Written By: Faith Jemosop
Can you build power plants that never power people? In Africa, it’s already happening.
Across Africa, governments and investors are pouring billions into solar farms, hydropower stations, wind parks, and geothermal plants. From Ethiopia’s 6,000 MW GERD to South Africa’s solar-rich Northern Cape, the continent is in the midst of a renewable energy boom.
But there’s a silent crisis unfolding: a growing amount of power can’t reach the people who need it.
Why? Because it’s trapped, stranded by a lack of modern, interconnected transmission systems.
The Problem Isn’t Just Generation It’s Distribution
When we think of energy access in Africa, we often focus on power generation, building new plants, tapping into clean energy sources, or increasing production capacity. But the more urgent challenge is getting electricity from point A to point B.
This means moving electricity from remote solar or hydro projects to cities, villages, and industrial zones, sometimes across borders. And that requires something Africa has historically underfunded: transmission infrastructure.
The Transmission Gap Is Holding Back Progress
Consider this:
- Ethiopia generates significant hydropower but often can’t distribute it efficiently within its borders or export it quickly.
- Kenya has geothermal power that’s underused during low demand hours due to weak regional integration.
- Nigeria regularly sees nearly 4,000 MW of power go unused daily, not because it’s not generated, but because it can’t be moved through the grid.
- South Africa’s grid is so centralized that new renewable projects are now facing curtailment; they can’t connect to the transmission system fast enough.
These are not generational problems. These are infrastructure failures.
Why Grid Interconnection Is the Missing Link
Imagine if Africa’s clean energy-rich regions were connected across borders, solar from the Sahel, hydro from the Nile Basin, wind from the Rift Valley, geothermal from Kenya, all feeding into a flexible, resilient, and shared grid.
That’s the promise of grid interconnection.
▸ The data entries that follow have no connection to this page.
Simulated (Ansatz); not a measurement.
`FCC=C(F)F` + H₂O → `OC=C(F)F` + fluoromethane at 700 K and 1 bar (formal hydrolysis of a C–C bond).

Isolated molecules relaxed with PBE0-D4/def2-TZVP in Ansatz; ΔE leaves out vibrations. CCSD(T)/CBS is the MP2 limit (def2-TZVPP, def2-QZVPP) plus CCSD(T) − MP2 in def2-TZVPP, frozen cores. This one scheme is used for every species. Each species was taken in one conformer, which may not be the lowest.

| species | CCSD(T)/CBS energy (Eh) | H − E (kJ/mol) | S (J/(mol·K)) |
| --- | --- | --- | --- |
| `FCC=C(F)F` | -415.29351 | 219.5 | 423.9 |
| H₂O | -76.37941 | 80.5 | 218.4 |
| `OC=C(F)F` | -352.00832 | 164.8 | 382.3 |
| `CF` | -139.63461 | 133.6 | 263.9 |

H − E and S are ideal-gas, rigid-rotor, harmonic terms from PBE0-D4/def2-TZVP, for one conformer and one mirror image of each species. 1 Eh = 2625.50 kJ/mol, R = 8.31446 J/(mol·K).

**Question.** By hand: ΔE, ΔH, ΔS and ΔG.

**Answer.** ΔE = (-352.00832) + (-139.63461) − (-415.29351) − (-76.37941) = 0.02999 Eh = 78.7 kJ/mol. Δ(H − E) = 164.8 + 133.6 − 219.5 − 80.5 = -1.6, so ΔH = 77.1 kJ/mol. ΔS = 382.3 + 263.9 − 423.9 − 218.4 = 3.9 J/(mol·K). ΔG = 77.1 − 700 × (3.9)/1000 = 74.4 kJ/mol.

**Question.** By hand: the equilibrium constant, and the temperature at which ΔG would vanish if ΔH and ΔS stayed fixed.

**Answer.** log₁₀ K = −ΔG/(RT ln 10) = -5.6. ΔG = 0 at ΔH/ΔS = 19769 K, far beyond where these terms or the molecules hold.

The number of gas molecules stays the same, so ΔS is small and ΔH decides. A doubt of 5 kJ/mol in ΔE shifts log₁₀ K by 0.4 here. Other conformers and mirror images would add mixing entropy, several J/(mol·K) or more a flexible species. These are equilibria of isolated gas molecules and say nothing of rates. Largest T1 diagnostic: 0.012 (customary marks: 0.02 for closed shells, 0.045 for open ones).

Interconnected grids allow countries to:
- Share excess power during off-peak hours
- Stabilize national grids through regional balancing
- Reduce blackouts by importing when supply drops
- Monetize surplus electricity through exports
- Lower costs via competition and economies of scale
The Cost of Inaction: Wasted Investments and Missed Goals
Without proper transmission lines and interconnectors, Africa risks creating a generation glut, power that exists but can’t be used. This has three dangerous consequences:
- Stranded Assets: Power plants operate below capacity or shut down entirely due to lack of demand or poor connectivity.
- Investor Reluctance: Developers lose confidence in energy markets where their power can’t be sold reliably.
- Slow Electrification: Communities remain in the dark despite being near a power source, simply because there’s no line connecting them.
This slows down progress toward SDG 7 (Affordable and Clean Energy) and makes it harder to meet climate goals with renewable integration.
The Single African Electricity Market
The African Union’s Single African Electricity Market (SAEM) envisions a continent where electricity flows freely across countries, just like mobile money or internet data.
The plan includes:
- Regional Power Pools like EAPP, SAPP, WAPP, and CAPP
- High-voltage interconnectors like the Ethiopia–Kenya–Tanzania line
- Harmonized tariffs and cross-border trade rules
- Digital grids with real-time monitoring and flexible routing
The benefits? Reduced electricity costs, improved access, more resilient systems, and increased investment confidence.
Also read:Why Costly Batteries Are Slowing Down Car & General’s Electric Tuk-Tuk Sales in East Africa
Africa has enough renewable energy to power itself and beyond. But the true power lies in connection, not just production.
Instead of building more generation in isolation, countries must:
- Invest in modern transmission lines, especially across borders
- Upgrade existing grids to handle more variable renewables
- Coordinate regionally to ensure efficient energy flow
- Implement wheeling frameworks so countries can earn by sharing infrastructure
- Standardize policies and regulatory practices for seamless trade
If Africa gets transmission right, the benefits are massive:
- Energy access for 600+ million people
- Lower electricity prices due to shared generation
- Greater grid stability and fewer blackouts
- New green jobs across construction, operations, and tech
- Global leadership in building a renewable-powered, interconnected continent
The alternative is bleak: stranded energy, delayed development, and growing inequality.